Arguments of Men of Scarboro at Augusta

[Transcription of a letter to the editor, ca. 1902]

To the Editor of the Argus:

     I was much interested in the arguments of the men of Scarboro at Augusta yesterday, as to what the electric road could and would do for that ancient town.  It is somewhat curious that a town situated so near to a populous city of 15,000 inhabitants, as Greater Portland may be considered.  Should be dwindling in population and wealth, as the town has been doing as far as regards the strictly agricultural sections.  Tumble down and abandoned farm building are to be found in every part of the upper section of the town.  There is no town in the State that is richer in stirring and romantic historical associations that Scarboro, and none that by the variety of its scenery would attract more tourists or the wealthy urbanites, who seeks more room and purer air than is afforded by the congested confines of a great city.

     The hills in upper Scarboro almost rise to the dignity of mountains, while the marshes along the coast, where once roamed the sanguinary* Squanto and his murderous myrmidons, afford a variety of scenery and land adapted for hunting and fishing that is unique and unlike other towns in the state.  To one who is familiar with the past glories Scarboro there is something pathetic in its present decay and almost desolation.

    I drove the other day through the village of Dunstan and it is hard to realize that ‘Sleepy Dunstan’ as it is sometimes referred to was once the rival of Portland in population and business, and was the birthplace of a president of Harvard College, a Senator of the United States and minister to England, a Congressman, the first Governor of the State, and judge of probate of the county for Twenty years, and other men who played an important and honorable part in the early history of the country during the colonial, revolutionary and earlier years of the last century.  The rural mail delivery system, electric roads when we shall soon have because it is right we should, will restore the ancient prestige and importance of Scarboro, and while I am second to no one in my respect for good preaching that calls sinners to repentance and good works in this present life.  I honesty believe that as a civilizer, by obliterating the distinction between the city and the country, the electric road and the Rural free delivery will do more good than all the sermons that were ever preached.

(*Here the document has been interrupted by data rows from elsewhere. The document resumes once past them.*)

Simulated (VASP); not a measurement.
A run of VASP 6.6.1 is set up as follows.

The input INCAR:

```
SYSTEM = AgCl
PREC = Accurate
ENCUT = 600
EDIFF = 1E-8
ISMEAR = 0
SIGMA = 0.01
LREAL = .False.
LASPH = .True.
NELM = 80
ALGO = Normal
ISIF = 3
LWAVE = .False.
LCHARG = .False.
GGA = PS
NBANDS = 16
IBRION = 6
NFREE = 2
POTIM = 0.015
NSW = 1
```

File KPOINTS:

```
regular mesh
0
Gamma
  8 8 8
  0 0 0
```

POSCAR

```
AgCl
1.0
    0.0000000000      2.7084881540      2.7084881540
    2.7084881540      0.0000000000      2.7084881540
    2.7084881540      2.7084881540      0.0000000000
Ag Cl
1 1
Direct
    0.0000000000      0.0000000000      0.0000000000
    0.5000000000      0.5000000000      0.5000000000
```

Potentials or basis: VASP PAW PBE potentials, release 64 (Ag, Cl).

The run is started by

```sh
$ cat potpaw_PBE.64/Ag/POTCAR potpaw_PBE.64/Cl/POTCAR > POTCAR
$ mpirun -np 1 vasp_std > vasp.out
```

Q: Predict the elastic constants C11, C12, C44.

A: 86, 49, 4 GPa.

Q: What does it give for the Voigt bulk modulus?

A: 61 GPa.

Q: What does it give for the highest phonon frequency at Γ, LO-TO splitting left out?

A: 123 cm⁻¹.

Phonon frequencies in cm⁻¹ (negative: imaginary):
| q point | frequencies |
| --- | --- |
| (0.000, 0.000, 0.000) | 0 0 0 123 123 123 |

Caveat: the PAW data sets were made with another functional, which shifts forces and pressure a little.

     Corbett declared more than a hundred years ago the London was a hideous wen upon the fair face of England, and our cities bid fair to rival London in kind, if not in degree, while many of our rural communities were moral, spiritual, political and intellectual decay reigns triumphant, present a picture as forbidding to the social philosopher as the abominations of city life.

     The electrics and the free delivery will hasten the time when there will be no city and no country, and who shall stand in the way of this consummation so devoutly to be wished for.  

W. H. McLaughlin

* involved in or causing much bloodshed

This is the transcription of a clipping from The Daily Eastern Argus newspaper, published in Portland.  The date is unknown. It predates the establishment of the Portland Railroad Company trolley service through Scarborough in 1903.  This editorial was written in response to those who opposed the trolley line.

Transcription by Rodney Laughton, November 2019.